The transportation domain is presented as a multiagent scenario and the use of techniques of Distributed Artificial Intelligence (DAI) for solving cooperatively the hard problems that occur in this domain are demonstrated. After a motivation and a description of the domain we address questions of cooperation between the agents, techniques for task decomposition and task allocation, and multi-agent planning and scheduling. Examples are presented that show the utility of the approach. Finally some aspects of the implementation and preliminary results are provided.
Uwe Schnepf (GMD Bonn-Sankt Augustin)

Learning Methods for Behaviour-based Navigation in Unknown Environments

In this paper (joint work with Alexander Asteroth and Mark Sebastian Fischer), we present different approaches to the problem of building behaviour-based autonomous agents which are able to adapt themselves to the characteristics of their environment. These agents are able to structure incoming sensor data on the basis of internal learning functions and statistical features of the data. They choose appropriate actions on the basis of learned relationships between sensor data, performed actions and reward given. The first approach deals with the formation of ultrasonic sensor data categories to identify novel situations using predefined or prelearned environmental sensor patterns. The second approach tackles the problem of learning real- valued functions using Q-learning. These functions are multi- dimensional mapping functions from m-dimensional continuous sensor data to n-dimensional continuous motor functions. Finally, the third approach serves to statistically structure the m-dimensional sensor space into conjunctive but separated sensory-motor fields, where each field features one optimal behaviour.
Donald Steiner (Siemens AG/DFKI Kaiserslautern)

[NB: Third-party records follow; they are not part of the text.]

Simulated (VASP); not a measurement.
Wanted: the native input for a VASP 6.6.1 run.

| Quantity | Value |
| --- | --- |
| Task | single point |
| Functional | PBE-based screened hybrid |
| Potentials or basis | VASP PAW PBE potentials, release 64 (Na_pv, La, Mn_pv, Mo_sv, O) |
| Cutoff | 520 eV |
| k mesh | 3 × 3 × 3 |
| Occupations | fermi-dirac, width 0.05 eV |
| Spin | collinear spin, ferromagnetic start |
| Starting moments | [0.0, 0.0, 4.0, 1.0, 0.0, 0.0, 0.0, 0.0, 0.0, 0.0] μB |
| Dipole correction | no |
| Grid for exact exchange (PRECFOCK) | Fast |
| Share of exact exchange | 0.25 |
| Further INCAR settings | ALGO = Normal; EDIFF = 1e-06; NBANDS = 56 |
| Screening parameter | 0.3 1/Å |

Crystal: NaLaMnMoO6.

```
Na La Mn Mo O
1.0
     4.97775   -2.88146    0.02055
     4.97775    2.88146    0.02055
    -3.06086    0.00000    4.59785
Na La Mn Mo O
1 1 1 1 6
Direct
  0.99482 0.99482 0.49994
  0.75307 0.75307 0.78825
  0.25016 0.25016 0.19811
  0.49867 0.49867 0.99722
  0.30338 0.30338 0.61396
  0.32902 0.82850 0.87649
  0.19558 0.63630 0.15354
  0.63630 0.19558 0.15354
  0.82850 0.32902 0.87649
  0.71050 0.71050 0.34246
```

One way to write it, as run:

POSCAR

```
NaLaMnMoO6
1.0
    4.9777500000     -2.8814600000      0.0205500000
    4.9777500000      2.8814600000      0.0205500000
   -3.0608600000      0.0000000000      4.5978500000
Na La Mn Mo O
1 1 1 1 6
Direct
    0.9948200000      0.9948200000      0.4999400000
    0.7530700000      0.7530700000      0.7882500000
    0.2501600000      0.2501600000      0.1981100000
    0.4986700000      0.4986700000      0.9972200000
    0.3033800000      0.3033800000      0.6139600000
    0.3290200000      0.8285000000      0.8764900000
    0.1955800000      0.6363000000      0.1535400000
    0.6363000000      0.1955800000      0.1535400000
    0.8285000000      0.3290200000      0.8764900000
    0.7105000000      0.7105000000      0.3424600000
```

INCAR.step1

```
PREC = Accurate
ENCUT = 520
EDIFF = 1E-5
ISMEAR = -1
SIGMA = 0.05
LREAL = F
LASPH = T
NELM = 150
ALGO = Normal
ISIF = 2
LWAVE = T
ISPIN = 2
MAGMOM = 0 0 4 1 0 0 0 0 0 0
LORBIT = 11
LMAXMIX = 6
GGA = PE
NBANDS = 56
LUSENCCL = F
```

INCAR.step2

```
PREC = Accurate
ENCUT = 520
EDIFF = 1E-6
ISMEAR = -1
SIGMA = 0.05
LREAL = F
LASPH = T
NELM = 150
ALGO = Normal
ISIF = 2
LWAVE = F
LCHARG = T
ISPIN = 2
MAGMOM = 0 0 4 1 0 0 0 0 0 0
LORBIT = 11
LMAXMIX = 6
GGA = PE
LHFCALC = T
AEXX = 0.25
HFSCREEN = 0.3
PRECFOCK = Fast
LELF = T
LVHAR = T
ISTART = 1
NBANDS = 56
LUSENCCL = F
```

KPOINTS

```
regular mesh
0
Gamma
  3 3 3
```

A Flexible Agent Model Incorporating Rationality and Reactivity

An important issue in the development of multi-agent systems is that of agent behaviour: How does that which happens outside an agent influence the agent's actions? On the one hand, changes in the environment may necessitate the immediate reaction of an agent. On the other hand, an agent may not have the a-priori knowledge of how to react, and may have to resort to rational mechanisms to formulate an appropriate reaction. Rationality especially complements reactivity in dynamic environments where a particular action is not guaranteed to achieve a desired goal. Reactivity especially complements rationality when efficiency is required. We present a flexible model supporting the use of a variety of reactive and rational mechanisms to determine an agent's behaviour. In particular, this model views both reactivity and rationality in the planning paradigm: reactivity is supported by pre-determined, easily obtainable plans, rationality is supported by plan-generation mechanisms. This model encompasses the *InteRRap* agent architecture, providing a multi-layered description of an agent's behaviour. The *Multi-Agent Interaction and Implementation Language* (MAIL) supports this model by providing an efficient representation of multi- agent plans, which are used for specifying an agent's behaviour as well as for communication among agents. The implementation of MAIL forms the foundation for the *Multi-Agent Environment for Constructing Cooperative Applications* (MECCA). Further issues to be addressed are how reactive behaviour can be interrupted (due to an unforeseen sudden change in the environment), thereby forcing rational behaviour, and how plans generated via rational behaviour can be integrated into the knowledge required for reactive behaviour.
Kurt Sundermeyer (DBresearch Berlin)

The COSY Project: Methods, Tools and Applications of Agent-Oriented Techniques

The COSY project aims at providing concepts and tools for agent-oriented analysis, design, and programming. The concepts are rooted in a belief- desire-intention agent architecture. An agent's behavior is encoded in terms of behavior scripts and cooperation protocols. The tool is a development and simulation environment which provides instruments for implementing, inspecting, and observing interacting agents. The concepts have been tested for a set of more or less complicated scenarios from quite different domains. Among these is a system from the manufacturing domain by which the robustness and flexibility properties of agent-oriented approaches shall be demonstrated.
Christoph Thomas (GMD Bonn-Sankt Augustin)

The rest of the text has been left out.